Summer time and the reading is easy. What I like to read in the summer are ‘light reads’, preferring to postpone the more lofty tomes to long winter nights. [2] Fiction is preferable to non-fiction and ‘fun’ reads trump ‘should’ reads. The other day I started – and quickly stopped – ‘The Last of the Mohicans’. It was full-up with wordy circumstantial sentences and not suitable for reading poolside. [3] This was also true at last night’s stab at the latest translation of ‘The Poetic Eddas’ (oh the pain). A few people at work have given me copies of things written by contemporary authors; these maybe worth a look-see. They have the advantage I haven’t the foggiest what they are about and I should know after a few chapters if it is a TGR (thumping good read) or off it goes to Bookman’s, the local used book store exchange.

One book on the to-read shelf is a novel by Salman Rushdie. I can’t recall which one it is, maybe the one that got him into hot water? He’s known to be clever so this next- choice possibility is likely ‘quality’ compared to the rubbish novels next to it. His book is a thick one, so it doesn’t look to like a rush job. Summer reads are usually short, easily consumed, and quickly forgotten – like my men. Yes, the more I think about it, Mr. Rushdie’s brilliant book may have to wait until later this year.

I might choose ‘The Anthropocene’ by John Green. It is Mr. Green’s latest, and has the advantage it is a series of essays, so I can read one, fall asleep, and not need to remember the plot and characters. On the downside his reflections are recondite and often depressing – not the best thing for summer reading.

Slogging my way through more of Mr. Prachett’s forty-plus books in his ‘The Discworld series” might work. They fulfill the criteria for something light, fun, and mindless – like my men, but I read so many in the spring time it feels wrong for summer to be similar.
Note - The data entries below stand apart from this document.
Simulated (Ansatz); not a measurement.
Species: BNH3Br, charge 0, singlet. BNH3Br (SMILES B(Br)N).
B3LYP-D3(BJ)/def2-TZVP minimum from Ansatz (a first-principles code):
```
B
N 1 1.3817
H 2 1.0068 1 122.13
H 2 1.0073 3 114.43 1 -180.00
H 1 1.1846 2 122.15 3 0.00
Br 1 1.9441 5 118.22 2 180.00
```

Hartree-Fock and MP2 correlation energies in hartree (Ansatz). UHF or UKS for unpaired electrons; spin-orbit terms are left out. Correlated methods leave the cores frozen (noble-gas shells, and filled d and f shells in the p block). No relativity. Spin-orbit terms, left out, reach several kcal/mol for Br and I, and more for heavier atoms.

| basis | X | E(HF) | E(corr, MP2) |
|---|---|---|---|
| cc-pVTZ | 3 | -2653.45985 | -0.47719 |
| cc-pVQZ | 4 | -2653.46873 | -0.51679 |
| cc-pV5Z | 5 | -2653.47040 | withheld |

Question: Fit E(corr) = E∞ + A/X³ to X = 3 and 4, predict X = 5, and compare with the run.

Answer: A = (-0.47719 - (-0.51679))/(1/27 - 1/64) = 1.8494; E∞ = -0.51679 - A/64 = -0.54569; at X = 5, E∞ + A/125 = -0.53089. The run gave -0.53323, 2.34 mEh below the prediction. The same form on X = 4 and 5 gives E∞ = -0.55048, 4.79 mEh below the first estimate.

There is always the option to jilt the unread and rereading some old favorites or return to a series. For some time I’ve been meaning to read/reread ‘Tales of the City’, which I got only halfway through. I would have to start over from the beginning, so that would be no quick project.

Stinko. All the books on the shelf are serious, lengthy, thoughtful tomes – not the sort for summer. It’s like going to the food panty looking for something to gnosh, only to find only healthy stuff when what you really wanted was a bag of nasty chips. I may have to buy something new. Talk about Tsundoku ! Just don’t tell Someone, or I may have to reenact – again -the iconic Flip Wilson sketch ‘The devil made me buy this dress”.

[1] “The book of the moon”. It was an encyclopedia of everything about the moon, from facts of science to superstitions. The chapter of Moon gods/goddesses was quite lengthy; the moon is quite crowded.

[2] Science fiction is the exception. Sci-fi novels are my winter reads although paradoxically they are read on winter holiday in the bright warm weather of PV or Palm Springs.

[3] Mr. Cooper writes fiction as if it were a painful duty.